I think we're not getting anywhere, so let's do it step by step.
Let's consider a gamer playing 1.5m away from the camera, just in front of it. The guy is 1.8m tall. There is a wall 2m to the left, another one 2m to the right, and a back wall 5m in the back.
The camera is the origin (coordinates (X,Y,Z) = (0,0,0)). (X is the Axis towards the player, Y is lateral, Z is the vertical axis)
Let's say we want to track the player's head and display it in the game (I single out one body part, but it can be generalized to all of them).
Because the camera does depth measurement, it knows that the head is at coordinates (1.5, 0, 1.8). It also "knows" that there are planes at Y = -2, Y = 2 and Z = 5 (it doesn't really need to know that they are planes actually, only that the given pixels are part of a background).
With that single data, the software can display a virtual representation of the head in an arbitrary referential. If the game has the same origin, it's only drawing a sphere in its own referential at (1.5, 0, 1.8). If it has another one, it's just a matter of translation and rotation to display it somewhere else.
It can also display the walls, or any other object it located, but all of them are unrelated.

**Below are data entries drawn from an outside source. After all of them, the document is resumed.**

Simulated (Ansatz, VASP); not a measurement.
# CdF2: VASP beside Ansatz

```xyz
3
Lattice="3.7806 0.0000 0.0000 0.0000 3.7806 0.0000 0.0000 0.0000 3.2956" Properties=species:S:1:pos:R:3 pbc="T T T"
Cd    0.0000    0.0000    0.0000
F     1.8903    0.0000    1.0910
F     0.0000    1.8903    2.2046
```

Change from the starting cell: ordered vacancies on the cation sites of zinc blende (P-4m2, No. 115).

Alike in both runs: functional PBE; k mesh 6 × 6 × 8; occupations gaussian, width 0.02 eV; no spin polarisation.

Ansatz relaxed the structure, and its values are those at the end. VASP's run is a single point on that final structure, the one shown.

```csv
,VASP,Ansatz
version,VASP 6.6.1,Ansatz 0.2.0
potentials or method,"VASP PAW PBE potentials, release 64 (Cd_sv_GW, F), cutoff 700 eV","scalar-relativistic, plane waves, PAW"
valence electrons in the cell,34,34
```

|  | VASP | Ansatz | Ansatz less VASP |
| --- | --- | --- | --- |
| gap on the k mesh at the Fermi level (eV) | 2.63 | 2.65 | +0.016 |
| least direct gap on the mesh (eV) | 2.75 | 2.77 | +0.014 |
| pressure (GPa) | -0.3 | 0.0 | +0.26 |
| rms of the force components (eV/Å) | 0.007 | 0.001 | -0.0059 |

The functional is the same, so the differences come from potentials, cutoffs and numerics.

If the user moves his head, for example strafing left and right, the camera will re-estimate its position and track it in its referential. The head position will be estimated to (1.5, *, 1.8) , and the position in the game will be updated accordingly.
At no moment the position of the head needs to be matched to the environment, nor would it make its tracking better. There is no need to consider any other data than the raw output of the depth measurement, that is absolute position in a XYZ referential.